Monday, May 10, 2010

Teaching Textbooks: A Review

Now that we are one chapter in, I feel like I can give an honest review of how Teaching Textbooks is working for our family.

I think I can safely sum it up by saying: "What took us so long to find this curriculum?"

What I love about it:

It takes all the emotion, all the frustration, all the "mom learns one way, child learns a different way, and thus we butt heads constantly" out of the equation. No more tears. No more anger. No more hurts or heartaches when my teaching style does not match my child's learning style. Amazing.

Also, it frees up my time for working with my youngest. The Adventurer is a very hands-on child, whether school is in the equation or not. Getting school done with the big boys has often been a struggle. Don't get me wrong -- we've always accomplished the 3 Rs, but we've not often had time for any of the "above and beyond" stuff. Things like art or music have simply not been done, because my available time has been used on the things that must be done. No longer. Now, because someone else is teaching math for me, I have time to supervise those art projects and extra curriculars that make school fun for the boys.

But, I'm not the only one who likes it.  What the boys love:

The Artist, doing Teaching Textbooks 4, loves that he doesn't have to use his book if he doesn't want to. He is able, so far, to do everything by watching the lecture, working the problems right there on the computer (interactive CD-Rom), get immediate feedback (it tells him, right away, if he got his answer right or wrong), and there is even a little "buddy" to give him hints if he needs them. He loves not having to write his answers down, as handwriting is a physical struggle for him, whereas keyboarding is not. He also loves bonus questions, and the chance to improve his score.  He enjoys math so much now that he frequently works ahead, doing two lessons in a day instead of just one.
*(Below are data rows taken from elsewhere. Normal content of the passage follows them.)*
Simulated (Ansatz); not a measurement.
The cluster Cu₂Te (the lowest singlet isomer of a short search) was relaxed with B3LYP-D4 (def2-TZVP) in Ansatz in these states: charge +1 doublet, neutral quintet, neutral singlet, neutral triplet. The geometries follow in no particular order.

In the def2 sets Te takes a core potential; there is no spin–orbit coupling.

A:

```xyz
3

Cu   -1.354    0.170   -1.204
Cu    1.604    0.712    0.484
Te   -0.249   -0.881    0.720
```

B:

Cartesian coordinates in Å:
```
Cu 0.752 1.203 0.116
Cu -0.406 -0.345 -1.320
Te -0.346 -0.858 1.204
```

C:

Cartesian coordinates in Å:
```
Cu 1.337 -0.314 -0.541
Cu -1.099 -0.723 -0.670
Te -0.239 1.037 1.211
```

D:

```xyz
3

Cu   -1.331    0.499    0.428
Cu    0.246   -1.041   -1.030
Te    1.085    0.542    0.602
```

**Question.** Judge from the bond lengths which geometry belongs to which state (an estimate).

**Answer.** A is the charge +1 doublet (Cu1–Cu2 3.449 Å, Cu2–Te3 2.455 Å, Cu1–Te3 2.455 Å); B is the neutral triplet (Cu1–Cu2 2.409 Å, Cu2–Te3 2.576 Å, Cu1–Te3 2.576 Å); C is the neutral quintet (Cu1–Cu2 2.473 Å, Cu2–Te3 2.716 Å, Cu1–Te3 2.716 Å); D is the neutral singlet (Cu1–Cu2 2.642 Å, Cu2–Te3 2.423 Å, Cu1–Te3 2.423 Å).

The Writer, on the other hand, likes that he only has to watch the lecture if he needs to, if the summary/written transcript of the lecture isn't enough. And that he can do all the work in his book, and then just enter the answers later. And that the grade on the lesson is not final until he's attempted each problem twice, meaning if he misses a problem, he can re-work it for the correct answer and his grade self-corrects when he does that.

What we all love -- math that we can look forward to, instead of dread.